Science Olympiad Steps Up STEM for Hundreds of Pre-College Students
Check out these numbers: Nearly 700 middle and high school students on 44 student teams from throughout New Jersey competed in 25 hands-on events at the 13th Annual Science Olympiad at NJIT. The event, held Jan. 8 and hosted once again by the university’s Center for Pre-College Programs (CPCP), challenged participants in a range of activities related to science, technology, engineering and math (STEM).
NJIT professors and students, along with representatives from UPS, Stryker and Merck, served as event supervisors and volunteers for the competition, which culminated in an awards ceremony in the Campus Center Ballroom. The anticipation ran high as Suzanne Berliner Heyman, director of CPCP’s program operations and outreach, announced the winners for each event in both the middle and high school divisions, followed by the six overall top-scoring middle and high schools, which will go on to compete in the statewide Science Olympiad.
These schools, from first to sixth place, included Thomas Edison EnergySmart Charter School and Millburn High School, Buzz Aldrin Middle School and Bergen County Academies, Tenakill Middle School and Hillsborough High School, Central Jersey College Prep Charter School and Union County Vocational-Technical High School, Glenfield Middle School and Livingston High School, and Heritage Middle School and Al-Ghazaly High School.
Here’s a look at some of the STEM activities that tested minds, promoted teamwork and fostered fun, all at the same time — and all over campus.
(Above) Elsewhere in CKB, middle and high school students engaged in “Mystery Architecture,” which provided a bag of materials with instructions for designing and building a testable device — in this case, a bridge assembled from straws and Scotch tape. The UPS-sponsored event gave participants 30 minutes to construct their bridges, putting their physics knowledge to work. Each bridge was then placed atop a wood structure with a small plastic cup resting in the middle. Activity administrators dropped pennies in the cup one at a time until the bridge collapsed, counting the number of pennies and measuring the distance from where the bridge fell to the wood structure. This team from Robert R. Lazar Middle School fared well — 25 pennies and 6-1/4 inches.
(Above) In Campus Center Room 230, Olympiad participants fine-tuned the Rube Goldberg-like devices they built before competition day for “Mission Possible.” The idea was to design a machine that performs a simple task in an intentionally complicated manner, here to indirectly raise a battery from the bottom to the top of the device within 3 minutes. In addition to their time to complete the task, students were evaluated on the use of levers and pulleys and other movement mechanisms in their device. The machine created by these Montvale High School students did the job in 42 seconds.
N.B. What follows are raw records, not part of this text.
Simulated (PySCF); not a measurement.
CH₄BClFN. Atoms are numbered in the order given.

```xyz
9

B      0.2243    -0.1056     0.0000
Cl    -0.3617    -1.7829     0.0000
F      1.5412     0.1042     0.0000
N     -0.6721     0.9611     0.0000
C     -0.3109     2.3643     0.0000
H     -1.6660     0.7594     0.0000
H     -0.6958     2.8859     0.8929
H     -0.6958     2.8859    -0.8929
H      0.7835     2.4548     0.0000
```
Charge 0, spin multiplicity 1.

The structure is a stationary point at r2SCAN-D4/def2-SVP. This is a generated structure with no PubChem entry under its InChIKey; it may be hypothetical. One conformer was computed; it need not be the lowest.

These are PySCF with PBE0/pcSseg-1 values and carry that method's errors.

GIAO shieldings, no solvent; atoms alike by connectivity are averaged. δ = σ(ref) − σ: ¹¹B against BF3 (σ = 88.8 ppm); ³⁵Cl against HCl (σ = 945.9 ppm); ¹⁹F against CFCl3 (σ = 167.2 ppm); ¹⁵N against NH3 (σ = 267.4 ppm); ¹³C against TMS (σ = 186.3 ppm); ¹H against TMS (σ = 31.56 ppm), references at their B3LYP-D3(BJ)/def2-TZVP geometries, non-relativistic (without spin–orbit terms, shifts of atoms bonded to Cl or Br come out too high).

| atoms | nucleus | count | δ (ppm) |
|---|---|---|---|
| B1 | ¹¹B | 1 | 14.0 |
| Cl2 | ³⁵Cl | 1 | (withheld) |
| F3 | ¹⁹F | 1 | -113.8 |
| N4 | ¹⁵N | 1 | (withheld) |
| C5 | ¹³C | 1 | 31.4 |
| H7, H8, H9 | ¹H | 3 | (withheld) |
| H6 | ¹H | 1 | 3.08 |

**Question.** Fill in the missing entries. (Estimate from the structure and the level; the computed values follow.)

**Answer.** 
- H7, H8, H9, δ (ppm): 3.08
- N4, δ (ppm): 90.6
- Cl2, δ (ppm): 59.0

(Above) Flight was the goal of “Wright Stuff,” which took place in the Campus Center Atrium. There, students sought to achieve maximum time aloft for rubber band-powered, propeller monoplanes they designed and constructed with such materials as balsa wood and paper mache. All monoplanes were required to weigh 8 grams or less, and have a wing space of 35 centimeters or less and a wing width of 8 centimeters or less. Competitors were permitted as many test flights as they needed, but only two scorable flights — all within 8 minutes. Three event supervisors clocked each flight and then averaged the times. The monoplane flown by these students from Immaculate Heart Academy stayed in the air for approximately 4.5 seconds.
(Above) “Experimental Design,” located in Tiernan Hall Room 204, provided teams with a beaker, clamps, calipers, a magnetic plate and other tools to design, conduct, analyze and write up an experiment in 50 minutes. Event supervisors scored their work based on how many criteria were met. These Biotechnology High School students were “looking at the effect of agitation of water on the dissolution rate of a spherical lollipop.”
(Above) Back at the Campus Center, in Room 240, participants tweaked roller coasters they built from a variety of materials. Their aim was to guide a spherical object to the bottom of their coaster by using the force of the object’s gravitational potential energy. Each team had 8 minutes to practice and conduct two scorable runs, with points also awarded based on coaster height, number of gaps and other construction elements. These middle schoolers from Hackensack tinkered with their cardboard coaster to achieve the best possible outcomes.